April 26 2017

5 Compliance Rules for Bank and Credit Union Digital Marketers

Most financial services marketers have experienced the heartache of having their perfectly crafted campaigns ripped apart by their legal or compliance teams. Marketing financial services products is a highly-regulated practice, and for good reason. The key is to understand top advertising regulations so that you can proactively strategize and create around them rather than having them stifle your creativity. Explore the top five advertising regulations that financial institutions must follow online. 

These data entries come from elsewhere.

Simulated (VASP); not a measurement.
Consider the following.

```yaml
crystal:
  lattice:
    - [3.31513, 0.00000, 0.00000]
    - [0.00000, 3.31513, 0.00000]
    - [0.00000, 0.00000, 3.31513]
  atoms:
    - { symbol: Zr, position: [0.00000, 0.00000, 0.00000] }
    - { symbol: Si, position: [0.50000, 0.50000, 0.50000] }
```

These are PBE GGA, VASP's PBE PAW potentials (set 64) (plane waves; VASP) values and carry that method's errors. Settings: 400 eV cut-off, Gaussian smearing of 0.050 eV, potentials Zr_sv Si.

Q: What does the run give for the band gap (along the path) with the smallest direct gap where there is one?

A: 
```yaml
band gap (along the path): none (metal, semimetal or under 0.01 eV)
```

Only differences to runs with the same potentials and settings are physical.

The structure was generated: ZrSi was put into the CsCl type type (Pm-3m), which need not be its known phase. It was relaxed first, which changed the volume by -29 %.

1. Truth in Savings Act - Regulation DD: Deposit Accounts 

Banks, but not credit unions, need to abide by as Regulation DD, which implements the Truth in Savings Act (TISA). This regulation is meant to give consumers specific details about deposit accounts so they can make an informed choice. Deposit accounts include checking accounts, savings accounts, CDs, money market accounts, and variable rate accounts. 

At a high level this act states that banks cannot mislead consumers about the contract of the account, and must disclose key information. If the ad or post mentions a trigger term like "bonus" or "APY," then subsequent details must be disclosed, at least one click away from the original ad or statement. Banks must also not use the word, “free”, as in a free checking account if there could be any maintenance or activity fees imposed on the account. If the bank is advertising their overdraft services, then additional disclosures need to be displayed. 

To illustrate, if you put out a social media post that promotes a $300 bonus for opening a new account on Facebook, then to be compliant, that post needs to have a link to “Learn More”, which leads consumers to a page on your site that outlines all terms and conditions, in a readable font size. 

2. Deposit or Share Insurance: Advertising the Institution or Deposit Accounts

For banks that are advertising a deposit account, or advertising the Bank itself, a Member FDIC statement needs to be present within the ad or post. This can be displayed as text or the Member FDIC logo can be used. Member FDIC shouldn’t be used when the bank is advertising or posting about non-deposit related products, like investments or insurance. 

Credit unions that are insured by the National Credit Union Administration must include the statement "Federally insured by NCUA" or the logo within their ads and content. Like any rule, there are exceptions, as listed in CUNA’s training

3. The Not-Not-Not Disclosure for Investments

Alternatively, if a bank produces content or advertising about investment or insurance-related products, then the Member FDIC statement cannot be used, and instead, a disclosure, affectionately referred to in the banking industry as the “not-not-not” or “not-not-may” disclosure, needs to be displayed. Investing falls into a different category, and is subject to more stringent regulations. Your legal and compliance team will provide the exact verbiage required for your institution, but typically it follows a convention like the following example for a Bank: 

Investment and insurance products are:
•    Not guaranteed by the Bank
•    Not FDIC Insured
•    Not a Deposit
•    Not Insured by Any Federal Government Agency
•    May Lose Value Including Loss of Principal

4. Fair Lending Laws 

Bank and credit union marketers need to abide by fair lending laws, including Regulation B, which implements the Equal Credit Opportunity Act and the Fair Housing Act. These regulations prohibit discriminating against people or discouraging certain people to apply for credit or residential real-estate related transactions and loans, like mortgages or home equity loans or lines of credit. Financial institutions need to show diversity in their marketing and should select imagery that represents a variety of ages, ethnicities, marital statuses, genders and so forth. 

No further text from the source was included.